Kaluza-Klein masses in nonprime orbifolds: Z(12-I) compactification and threshold correction

TL;DR

This paper investigates Kaluza-Klein states and threshold corrections in non-prime orbifold compactifications of heterotic string theory, highlighting the role of Wilson lines and differences from field theory approaches.

Contribution

It provides a detailed analysis of KK states and threshold corrections in Z(12-I) orbifolds, incorporating Wilson line effects and clarifying distinctions from field theoretic models.

Findings

KK states arise only in non-prime orbifolds with large extra dimensions.

Threshold corrections include Wilson line effects and differ from field theory predictions.

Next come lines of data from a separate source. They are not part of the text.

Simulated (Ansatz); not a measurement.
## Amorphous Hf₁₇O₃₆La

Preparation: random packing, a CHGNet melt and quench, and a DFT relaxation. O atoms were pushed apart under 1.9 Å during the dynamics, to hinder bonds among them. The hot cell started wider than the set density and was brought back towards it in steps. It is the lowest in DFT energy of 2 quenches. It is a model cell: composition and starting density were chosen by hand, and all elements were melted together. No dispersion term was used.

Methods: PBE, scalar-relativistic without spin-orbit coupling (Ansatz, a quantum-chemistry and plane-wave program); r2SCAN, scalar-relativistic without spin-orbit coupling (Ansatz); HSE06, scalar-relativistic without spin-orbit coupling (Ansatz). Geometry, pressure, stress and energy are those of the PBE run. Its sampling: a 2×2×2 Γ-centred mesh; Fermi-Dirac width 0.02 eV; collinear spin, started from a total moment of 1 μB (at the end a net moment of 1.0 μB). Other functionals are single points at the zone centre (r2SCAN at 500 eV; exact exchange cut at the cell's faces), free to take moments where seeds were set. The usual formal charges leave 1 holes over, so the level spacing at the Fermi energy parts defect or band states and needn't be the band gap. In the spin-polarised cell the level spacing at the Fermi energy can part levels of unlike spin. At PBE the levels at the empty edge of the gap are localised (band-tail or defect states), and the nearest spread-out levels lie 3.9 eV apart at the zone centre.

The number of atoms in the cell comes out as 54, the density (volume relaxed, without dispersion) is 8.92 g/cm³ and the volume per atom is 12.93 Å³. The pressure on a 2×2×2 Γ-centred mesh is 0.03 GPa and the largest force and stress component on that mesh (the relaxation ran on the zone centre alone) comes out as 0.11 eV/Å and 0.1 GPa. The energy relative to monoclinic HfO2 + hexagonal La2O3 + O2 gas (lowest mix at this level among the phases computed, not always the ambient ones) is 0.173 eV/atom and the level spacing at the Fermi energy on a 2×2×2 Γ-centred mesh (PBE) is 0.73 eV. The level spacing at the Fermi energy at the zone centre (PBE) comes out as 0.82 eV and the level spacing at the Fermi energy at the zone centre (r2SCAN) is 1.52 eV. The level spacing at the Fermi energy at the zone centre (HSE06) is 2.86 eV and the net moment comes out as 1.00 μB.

GSO projection conditions are relaxed above the compactification scale.

Abstract

Analyzing the one-loop partition function, we discuss possible Kaluza-Klein (KK) states in the orbifold compactification of the heterotic string theory, toward the application to the threshold correction. The KK massive states associated with (relatively) large extra dimensions can arise only in non-prime orbifolds. The GSO projection condition by a shift vector $V^I$ is somewhat relaxed above the compactification scale 1/R. We also present the other condition on Wilson line $W$, $P\cdot W={\rm integer}$. With the knowledge of the partition function, we obtain the threshold corrections to gauge couplings, which include the Wilson line effects. We point out the differences in string and field theoretic orbifolds.